Hi all,
I found several but unluckily contradicting infos about correct preprocessing of images for pretrained Torch models from the hub, available by the torchvision.models module.
The models come with a transforms()
function that returns some information regarding the appropriate preprocessing. For example for a ResNet50 model, it returns:
>>> torchvision.models.resnet.Wide_ResNet50_2_Weights['IMAGENET1K_V1'].transforms()
ImageClassification(
crop_size=[224]
resize_size=[256]
mean=[0.485, 0.456, 0.406]
std=[0.229, 0.224, 0.225]
interpolation=InterpolationMode.BILINEAR
)
Here, I would like to find out: What is the expected channel layout per model, i.e. RGB or BGR for color images?

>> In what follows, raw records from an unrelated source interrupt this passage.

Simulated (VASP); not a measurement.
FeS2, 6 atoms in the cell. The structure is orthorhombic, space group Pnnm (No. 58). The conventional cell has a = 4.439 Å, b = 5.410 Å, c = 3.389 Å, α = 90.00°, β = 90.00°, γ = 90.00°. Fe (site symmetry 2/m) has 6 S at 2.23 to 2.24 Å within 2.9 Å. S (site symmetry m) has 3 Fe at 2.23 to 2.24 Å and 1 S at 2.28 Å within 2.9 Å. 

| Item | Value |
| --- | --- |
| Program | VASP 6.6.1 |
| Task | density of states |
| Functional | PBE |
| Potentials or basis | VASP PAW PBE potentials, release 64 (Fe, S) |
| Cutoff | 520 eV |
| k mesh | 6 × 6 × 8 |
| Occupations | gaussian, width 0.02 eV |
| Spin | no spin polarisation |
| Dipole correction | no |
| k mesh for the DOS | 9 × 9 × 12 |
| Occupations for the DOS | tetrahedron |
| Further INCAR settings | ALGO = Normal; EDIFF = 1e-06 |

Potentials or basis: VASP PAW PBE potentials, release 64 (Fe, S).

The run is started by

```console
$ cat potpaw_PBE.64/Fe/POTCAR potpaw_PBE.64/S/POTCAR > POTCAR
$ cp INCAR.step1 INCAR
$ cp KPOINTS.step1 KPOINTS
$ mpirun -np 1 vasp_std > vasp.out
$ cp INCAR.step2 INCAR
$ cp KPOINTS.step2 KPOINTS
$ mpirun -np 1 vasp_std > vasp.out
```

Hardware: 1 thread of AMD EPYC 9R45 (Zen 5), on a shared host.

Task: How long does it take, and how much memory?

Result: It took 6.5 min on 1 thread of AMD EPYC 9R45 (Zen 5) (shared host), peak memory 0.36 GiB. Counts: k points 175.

Unluckily, there are contradicting information available. As far as I know, Torch uses and expects RGB layout by default just as other Python libraries like Pillow or Tensorflow/Keras do. I found the statement in this forum that all pretrained models expect RGB layout (Link), however the posting contains a link to the documentation that is not working anymore, i.e. it is unclear whether this statement remains true.
On the other hand, I found the following statement in the current docs:
Before using the pre-trained models, one must preprocess the image (resize with right resolution/interpolation, apply inference transforms, rescale the values etc). There is no standard way to do this as it depends on how a given model was trained. It can vary across model families, variants or even weight versions. Using the correct preprocessing method is critical and failing to do so may lead to decreased accuracy or incorrect outputs.
Based on this, I can only conclude that the previous everything defaults to RGB is outdated and does not hold anymore. So how to find out, which channel layout is the right one?
I found no direct flag in the transfroms() return value and similarly don’t know whether this is available somewhere in the model. But I noticed that the given mean / standard deviation values are equal to the respective values computed on ImageNet. Still, the channel layout is unknown. According to the link above, these mean values should be RGB layout. But on the other hand, according to PyImageSearch, these values are BGR ones because mean * 255 = [123.675, 116.28, 103.53]
. As most models share these values, I conjecture that they indeed are RGB and the explanation at PyImageSearch mistakes here between R and B values. Still, other libraries (e.g. OpenCV or Caffe) use BGR layout such that [0.485, 0.456, 0.406]
still could indeed by BGR instead of RGB values. Besides this, in general the mean and standard deviation values can be arbitrary and are not constrained to equal those of ImageNet such that further information are required how they are interpreted.
Finally, I have contradicting infos and no clarification and thus would like to ask: How can I find out which channel layout (RGB or BGR) is the right one for which pretrained model?